The Las Vegas Convention and Visitors Authority debuted our city’s new tourism slogan Sunday night with a 60-second spot during the 2020 Grammy Awards. Featuring celebrities such as Shania Twain, Christina Aguilera, and UFC fighter Francis Ngannou, the commercial closes with Aerosmith revealing the new Vegas mantra: “What happens here, only happens here.” We discussed the new slogan over email.
Andrew Kiraly: Uh, I’m not ready to talk about the slogan yet. I kept hanging up on the lines I suspect were lifted from the inspirational-poetry-on-distressed-barnwood aisle at HomeGoods: “What happens here is a symphony written for the bold and the daredevils … It has a melody only the fearless can hear. … To lift the mask of sameness, and the find the music within you.” It sounds like Rumi in an alternate universe where he’s a NASCAR driver. Who’s ready to dance like no one’s watching?!
Okay, I don’t mean to oversnark, and I get that these commercials must have broad appeal but, tonally, this feels like a mincing step back from the mischievous spirit of “What happens here, stays here.”
What are your thoughts on the slogan itself?
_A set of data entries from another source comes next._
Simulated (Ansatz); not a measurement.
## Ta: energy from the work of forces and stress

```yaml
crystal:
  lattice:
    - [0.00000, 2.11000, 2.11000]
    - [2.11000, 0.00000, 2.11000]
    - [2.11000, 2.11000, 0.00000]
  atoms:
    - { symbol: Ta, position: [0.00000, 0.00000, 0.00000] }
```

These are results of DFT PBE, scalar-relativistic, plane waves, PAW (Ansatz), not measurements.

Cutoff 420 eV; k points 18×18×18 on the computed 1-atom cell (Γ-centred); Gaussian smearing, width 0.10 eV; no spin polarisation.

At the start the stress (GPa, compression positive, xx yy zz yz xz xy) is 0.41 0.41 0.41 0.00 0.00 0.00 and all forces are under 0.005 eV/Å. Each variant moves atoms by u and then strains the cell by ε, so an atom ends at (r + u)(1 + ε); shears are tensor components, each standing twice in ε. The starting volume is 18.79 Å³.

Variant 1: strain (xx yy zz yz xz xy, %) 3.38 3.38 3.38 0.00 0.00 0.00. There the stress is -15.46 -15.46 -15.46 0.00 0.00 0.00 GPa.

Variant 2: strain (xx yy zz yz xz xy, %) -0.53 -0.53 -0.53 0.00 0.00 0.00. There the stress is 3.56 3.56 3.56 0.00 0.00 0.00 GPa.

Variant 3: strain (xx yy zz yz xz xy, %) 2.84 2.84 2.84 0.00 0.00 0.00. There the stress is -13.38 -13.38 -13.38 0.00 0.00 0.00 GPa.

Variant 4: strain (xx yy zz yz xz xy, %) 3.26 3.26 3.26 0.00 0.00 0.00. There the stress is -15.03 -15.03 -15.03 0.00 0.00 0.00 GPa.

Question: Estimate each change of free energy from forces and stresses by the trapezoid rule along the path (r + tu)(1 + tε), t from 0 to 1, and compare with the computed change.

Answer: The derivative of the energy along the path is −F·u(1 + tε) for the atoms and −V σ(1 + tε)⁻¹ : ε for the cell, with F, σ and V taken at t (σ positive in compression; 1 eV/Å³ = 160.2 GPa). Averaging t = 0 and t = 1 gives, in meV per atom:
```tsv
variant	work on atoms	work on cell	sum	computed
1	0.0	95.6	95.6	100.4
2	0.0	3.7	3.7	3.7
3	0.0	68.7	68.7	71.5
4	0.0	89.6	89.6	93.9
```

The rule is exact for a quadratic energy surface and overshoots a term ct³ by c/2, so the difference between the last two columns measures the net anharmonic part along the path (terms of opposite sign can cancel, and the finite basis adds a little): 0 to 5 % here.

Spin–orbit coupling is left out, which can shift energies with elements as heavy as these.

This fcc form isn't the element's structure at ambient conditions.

Heidi Kyser: The first thing that struck me was the thinness of the images making up the montage. People jumping around in nightclubs, making out in hallways, hanging from silks, strutting down concert catwalks. Am I just a jaded 15-year resident, or do I speak for everyone when I ask, “Is that the best you could come up with?”
If what happens here does, actually, only happen here, then shouldn’t that point be illustrated by something a little more original? I guess you could argue that the artists-in-residence (Shania Twain, Aerosmith) don’t play anywhere else, and people don’t ride horses down neon-lit main streets anywhere other than maybe Rio, but it just seems to me like Las Vegas has a much deeper well of Bacchanalian/outdoorsy/arty/help-me-out-here-Scott imagery than was plumbed here.
Scott Dickensheets: I second that, Heidi. I’m also curious about the shift in tone, from the winking naughtiness of “What happens here, stays here” to the new ad’s heavy reliance on basic entertainment spectacle. That’s probably a safe move in a time when outdated assumptions about sexual relations are being renegotiated, but the blaring subtext of the previous campaign was that this isn’t a city best represented by the safe move.
Indeed, I wish there had been a few more bold daredevils in the pitch room when the LVCVA concepted this. “What happens here, only happens here” is the sort of thing devised by people overly cautious about moving too many geese away from the one that’s been laying golden eggs since 2003. An understandable anxiety, I suppose, given the high stakes. Nonetheless, I, for one, was primed for something wildly new, and — acknowledging that I’m obviously not the target audience — this isn’t it.
Andrew: I see what you’re saying, Scott. Maybe bucking norms is too fraught, too much of a mine field, when those norms are shifting. It makes you wonder whether conventional notions of “bold” and “edgy” are as handily viable in a post-Oct. 1, post-#MeToo, post-culture-wars world. It’s been a while since I’ve seen one of the older “What happens here, stays here” spots, but I suspect I’d cringe at some of them now, seen from the other side of an altered cultural landscape.
So, let’s put a positive spin on this: What would you two want in a Vegas slogan or a Vegas commercial?
Scott: I imagine a commercial opening on the poetry shelves at the Writer’s Block, cutting to a raucous meeting of the Las Vegas Knitters, and then — okay, there’s a reason I don’t make the tall dollars of an LVCVA marketing genius. But why not work in a glimpse of, I dunno, one of the zazziest of the Downtown murals, and a scene of two of Chinatown dining? Less to showcase “the real Las Vegas” than to simply thicken the average Iowan’s idea of what this city is. To suggest there’s something a visitor can do on her third night here besides another round of Strip bombast.
Heidi: Did I mention the outdoors? The recently minted Nevada office of outdoor recreation claims that its industry contributes $12.6 billion in consumer spending and $4 billion in tax revenue to state coffers. I know the LVCVA knows this, so maybe the gazillions of visiting boaters, hikers, rock climbers, and skiers that I see out there every weekend simply aren’t their audience. Or maybe they got the message that our popular public lands are overrun enough? Anyway, it seems like a gaping omission to say nothing of, at the very least, Red Rock.
Andrew: Heidi, when you put it that way, I can totally see a focused, specialized commercial that showcases all the wonderful outdoor recreation around Las Vegas while also celebrating Vegas itself while also subverting all the standard Vegas tropes and stereotypes. Maybe that’s the ultimate bold, edgy, quintessentially Vegas norm-buck: BUCKING OUR OWN NORMS!!!